Judge to Brown: Stop your parole plan

Feb 25, 2016

In an expected turn of events, a local Sacramento judge has blocked Gov. Brown's parole ballot measure.


John Myers reports in the L.A. Times: "Gov. Jerry Brown's ballot measure to speed up the parole of some California prisoners was blocked from signature gathering on Wednesday afternoon, after a Sacramento judge ruled that the public should have been given additional time to review it."


"The ruling, which a spokesman for Atty. Gen. Kamala Harris said will be appealed, threatens to either derail the governor's high-profile attempt at major reform or force his political team to spend millions of dollars on a last-minute dash to collect voter signatures."


"Judge Shellyanne Chang sided with Sacramento District Attorney Anne Marie Schubert and the California District Attorneys Assn. in finding that there was "no substantial compliance" by Harris and her staff with the 2014 state law that governs late changes to proposed ballot measures."


A startling review of electronic security throughout the state revealed 73 out of 77 government agencies suffer from inadequate cyber protection.


From the Associated Press' Alison Noon: "California lawmakers at a hearing Wednesday accused officials from the Department of Technology of failing to protect state agencies considered vulnerable to hacking."


"The review follows a critical report by state Auditor Elaine Howle, who found holes in the online security of 73 of 77 agencies she reviewed last year. The technology department has not been providing agencies with sufficient training or qualified workers to keep up with cybersecurity protocols, Howle said Wednesday."

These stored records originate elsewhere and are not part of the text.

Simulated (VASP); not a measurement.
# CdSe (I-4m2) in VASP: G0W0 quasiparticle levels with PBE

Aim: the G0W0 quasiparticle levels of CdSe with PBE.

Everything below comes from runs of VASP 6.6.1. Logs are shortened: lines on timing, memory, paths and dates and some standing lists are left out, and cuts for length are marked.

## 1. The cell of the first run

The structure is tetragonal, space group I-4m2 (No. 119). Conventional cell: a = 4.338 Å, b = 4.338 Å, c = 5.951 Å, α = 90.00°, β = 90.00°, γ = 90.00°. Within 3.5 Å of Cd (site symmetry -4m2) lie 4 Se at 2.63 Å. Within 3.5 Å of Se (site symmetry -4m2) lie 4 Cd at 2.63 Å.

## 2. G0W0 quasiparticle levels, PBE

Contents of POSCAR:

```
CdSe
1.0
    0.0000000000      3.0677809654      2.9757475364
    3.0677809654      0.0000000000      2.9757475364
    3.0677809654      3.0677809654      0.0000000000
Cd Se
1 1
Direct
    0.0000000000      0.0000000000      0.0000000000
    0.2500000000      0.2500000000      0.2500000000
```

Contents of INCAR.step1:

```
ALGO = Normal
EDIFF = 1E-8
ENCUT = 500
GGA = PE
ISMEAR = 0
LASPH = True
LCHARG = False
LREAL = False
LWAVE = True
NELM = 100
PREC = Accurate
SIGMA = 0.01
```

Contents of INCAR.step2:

"Three California departments have particularly troubling information security gaps: the judicial branch, the Public Utilities Commission and the Board of Equalization, Howle told lawmakers Wednesday. Those offices are not subject to the same standards other agencies must follow."


Give me your tired, your poor, your huddled masses yearning to breathe free... and make them wait another year.


David Siders of The Sacramento Bee says: "Proponents of a measure to raise billions of dollars for anti-poverty and children’s programs through higher taxes on commercial properties stopped collecting signatures for the November ballot and said Wednesday they will try again another year."

"The “Lifting Children and Families out of Poverty Act,” backed by several Southern California nonprofit groups, sought to impose a surcharge of up to 1 percent on real estate with assessed values more than $3 million."


"Proponents said the surcharge would raise an estimated $7.7 billion, with almost all of that coming from commercial properties."

Before Apple brought the technological-privacy debate to the forefront of the news, San Diego County was facing similar issues with phone security and criminal investigations, asking alleged criminals to sign a controversial waiver of their rights.

Dana Littlefield reports in The Tribune: "San Diego county prosecutors have stopped asking to have defendants in criminal cases sign a controversial waiver of rights form that allowed police to search cellphones, computers and other types of electronics without a warrant."

"The judges began issuing or granting the waivers in early January, which came as a surprise to local defense attorneys, many of whom first learned of the new document during court hearings."

"The Public Defender’s Office was particularly vocal in its objection to the waivers, and filed a challenge in appellate court. They contended that the new policy was being applied to all people on felony probation, without discretion, and that it violated their clients’ privacy rights."


And interestingly, there's a "battle of the sexes" in the state's Capitol as an all-female lobbying firm is proving to be highly successful. 


CalMatters' Laurel Rosenhall reports: "Photos decorating the Political Solutions lobbying firm look like those inside many similar businesses in Sacramento. One shows a firm partner on the golf course with a former assembly speaker. In another, three lobbyists smile alongside Gov. Jerry Brown."


"Then there’s a poster-sized picture indicating something here is a little different. Against the backdrop of the Capitol dome, it’s a close-up of a pink high heel.

“We didn’t purposely set out to have a female-owned firm,” said partner Tami Miller.""


"But over time, added partner Stacy Dwelley – owner of the pink shoe – “it’s become our brand.”"


Lastly, it appears that Sen. Leland Yee will receive 5 years in state prison for his hand in a bribery-corruption conspiracy involving organized criminal Raymond "Shrimp Boy" Chow. 


From the Chronicle's Bob Egelko and Kale Williams: "Former state Sen. Leland Yee, a powerhouse in Bay Area politics for a quarter century and now a convicted felon for taking bribes from undercover agents, stood before a federal judge in San Francisco on Wednesday, the day of his sentencing, and asked for leniency."


"He may have gotten his wish. Although U.S. District Judge Charles Breyer told Yee he wasn’t entitled to leniency, his sentence — five years in prison and a $20,000 fine — was near the bottom of the federal sentencing guidelines, and well below the eight-year term sought by prosecutors."